School resource officers aren't arrested often – but when they are, it's usually for sexual miscondu
When school resource officers run afoul of the law, more often than not the reason is sexual misconduct with students, research shows.
The presence of law enforcement in schools – better known as school resource officers – has become increasingly common. These officers, who have full law enforcement powers, are supposed to keep students safe. Earlier this year, however, a former Michigan school resource officer – Matthew Priebe – was convicted and sentenced to one year in jail for doing just the opposite.
Instead of protecting students from threats, Officer Priebe had been sexually preying on female students, using his power as a school police officer to engage in inappropriate and nonconsensual sexual acts with students.
This latest headline is not a singular event. Within the past year, several other school resource officers have been arrested or convicted of sexual misconduct with students.
The good news is this kind of sexual misconduct appears to be relatively rare.

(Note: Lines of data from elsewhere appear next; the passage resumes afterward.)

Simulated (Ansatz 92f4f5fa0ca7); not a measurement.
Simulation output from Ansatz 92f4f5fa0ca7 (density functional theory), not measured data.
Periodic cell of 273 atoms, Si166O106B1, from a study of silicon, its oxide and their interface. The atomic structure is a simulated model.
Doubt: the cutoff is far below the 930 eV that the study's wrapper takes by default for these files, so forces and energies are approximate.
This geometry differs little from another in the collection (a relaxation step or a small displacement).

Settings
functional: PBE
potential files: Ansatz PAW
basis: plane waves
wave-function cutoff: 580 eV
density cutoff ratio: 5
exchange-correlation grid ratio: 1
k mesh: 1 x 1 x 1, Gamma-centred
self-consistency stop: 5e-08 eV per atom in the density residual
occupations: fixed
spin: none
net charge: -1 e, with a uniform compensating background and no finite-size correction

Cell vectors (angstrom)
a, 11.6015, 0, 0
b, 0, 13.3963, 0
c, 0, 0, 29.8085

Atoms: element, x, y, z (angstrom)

Still, with police officers now present in about half of schools nationwide, incidents like these raise a number of questions. Just how common are cases of sexual misconduct by school resource officers? And what can be done to prevent incidents in the future?
As an educational researcher who studies school resource officers and school safety, here are my observations regarding these pressing questions.
Prevalence of the problem
According to research by Philip Stinson using the Henry A. Wallace Police Crime Database, there were 32 arrests of school resource officers between 2005 and 2011 for sexual misconduct. Over half (56%) of these incidents occurred with students in the officers’ own schools.
This amounts to fewer than five arrests of school resource officers per year for sexual misconduct out of the more than 30,000 public schools that had police present at least part time during this period.
Of course, research has shown that most acts of sexual misconduct go unreported. Prior research finds that about 10% of students experience sexual misconduct from school personnel at some point in their educational career. This suggests that, while still not the norm, the arrest rate of school resource officers may underestimate the true scope of the problem.
Relationship-building with students
In my own research, my collaborators and I have found that relationship-building with students is an important part of how school resource officers approach their job. In fact, we find that school resource officers prioritize relationship-building with students second only to maintaining security. Similarly, the National Association of School Resource Officers positions counseling/mentoring as one of three key components of school resource officers’ roles.
In our study, school resource officers routinely meet with students one-on-one for informal counseling and give students high-fives and hugs. The officers explain that such activities are aimed at improving students’ views of police and facilitating reporting of threats to security.
We find that students who trust and report comfort talking to school resource officers are more likely than other students to report feeling safe at school. Unfortunately, abuses by school resource officers may undermine this trust and comfort.
Ideas for prevention
School resource officers are hardly the only profession where individuals have been found guilty of sexual misconduct. Teachers, priests, professors, coaches and doctors, among many others, have been exposed in recent years for a number of sexual abuses of youth. Increasingly, more voices have been empowered to bring these abuses to light and hold perpetrators accountable.
How then, might future abuses by school resource officers and others in the education environment be prevented?
Laws and sentences that hold perpetrators accountable with stiffer sentences may be one step in the right direction for deterring future incidents. The one-year sentence for the school resource officer in Michigan is, in my assessment, a light response to a serious abuse of power.
It may also be important for agencies to consider the gender diversity of their school resource officers. All of the school resource officers arrested for sexual misconduct in the Stinson study were male. Fewer than 2 in 10 school resource officers nationally are female. While female school resource officers have also been perpetrators of similar sexual misconduct, a more gender diverse workforce of school resource officers and their leadership may facilitate better oversight and accountability.
Training for school resource officers, teachers and students may also help potentially inappropriate relationships be avoided and those that occur be reported. For example, federal guidance in this area suggests training that helps other adults recognize the signs of abuse, delineates proper boundaries in adult-child relationships and supports the development of policy governing sexual misconduct in schools.
Finally, agencies should look for ways to facilitate safe and easy reporting of incidents that involve sexual misconduct by police. Anonymous tip lines and digital reporting apps may be one way to facilitate greater reporting. Transparency in the record keeping of such incidents would help ensure that patterns of questionable activity are probed and that perpetrators are not protected behind the veils of bureaucracy.
Taking such steps as these could help prevent what occurred in Michigan from repeating elsewhere.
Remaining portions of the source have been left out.